Exercise 5.1 - Load, prepare and explore fuel station datasets

Preparation Step - file downloads
Note, the data used along with the exercises is thereas used only for the purpose of your personal education, for details about the use case data sources and licenses see the data reference section

Download the following files to your project directory ./teched2022-DA180/data/fuelprice

  • Germany Landkreise regions shapefile from here and save it to ./data/fuelprice/
  • Germany fuel station data set from here and save it to ./data/fuelprice/
  • Germany fuel price September 2022 data (or multiple months) from here as ZIP-download and extract the ZIP-file to a subfolder per month like ./data/fuelprice/09

Your project data directory would look like

#!ls data/fuelprice
!dir data\\fuelprice



Step 1 - Import the fuel stations data
Execute the following Python code to import the stations.csv-file into your HANA system.

Note, any uploaded data will be uploaded to the schema of your SAP HANA Cloud connection database userid. Thus here in this workshop, it would for example be a user like 'TECHED_USER_###' (where ### would need to be replaced with the 3-digits of your specific / assinged HANA system userid or schema).

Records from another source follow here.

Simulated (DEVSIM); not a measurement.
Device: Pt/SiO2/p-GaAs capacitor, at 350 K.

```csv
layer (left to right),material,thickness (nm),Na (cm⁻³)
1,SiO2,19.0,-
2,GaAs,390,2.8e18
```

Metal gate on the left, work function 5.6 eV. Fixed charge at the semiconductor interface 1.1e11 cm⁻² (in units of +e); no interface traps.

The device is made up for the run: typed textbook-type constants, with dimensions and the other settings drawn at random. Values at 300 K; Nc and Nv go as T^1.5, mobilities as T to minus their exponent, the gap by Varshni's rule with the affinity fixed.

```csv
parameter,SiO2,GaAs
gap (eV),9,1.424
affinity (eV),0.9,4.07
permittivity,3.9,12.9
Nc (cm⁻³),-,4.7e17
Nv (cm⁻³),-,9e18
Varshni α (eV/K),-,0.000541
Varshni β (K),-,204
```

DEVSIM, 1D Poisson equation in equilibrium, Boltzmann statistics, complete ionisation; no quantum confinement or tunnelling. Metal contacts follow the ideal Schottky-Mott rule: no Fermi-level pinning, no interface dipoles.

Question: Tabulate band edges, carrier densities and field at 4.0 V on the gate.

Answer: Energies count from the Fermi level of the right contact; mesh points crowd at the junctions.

  • During data upload and dataframe creation using the create_dataframe_from_pandas-method, you can use the schema=-option if you seek to save the table to a different schema than the default user schema.
# load gas station data from csv
stations_pd = pd.read_csv('./data/fuelprice/stations.csv', sep=',', header=None, skiprows=1,
                          names=["uuid","name", "brand", "street","house_number",
                                  "post_code", "city", "latitude", "longitude"])

# create hana dataframe/DB table from pandas dataframe
stations_hdf = create_dataframe_from_pandas(
        conn,
        stations_pd,
        table_name="GAS_STATIONS",
        force=True,
        replace=True,
        drop_exist_tab=False,
        geo_cols=[("longitude", "latitude")], srid=4326
    )

print("There are", stations_hdf.count(), "service stations in Germany", "\n")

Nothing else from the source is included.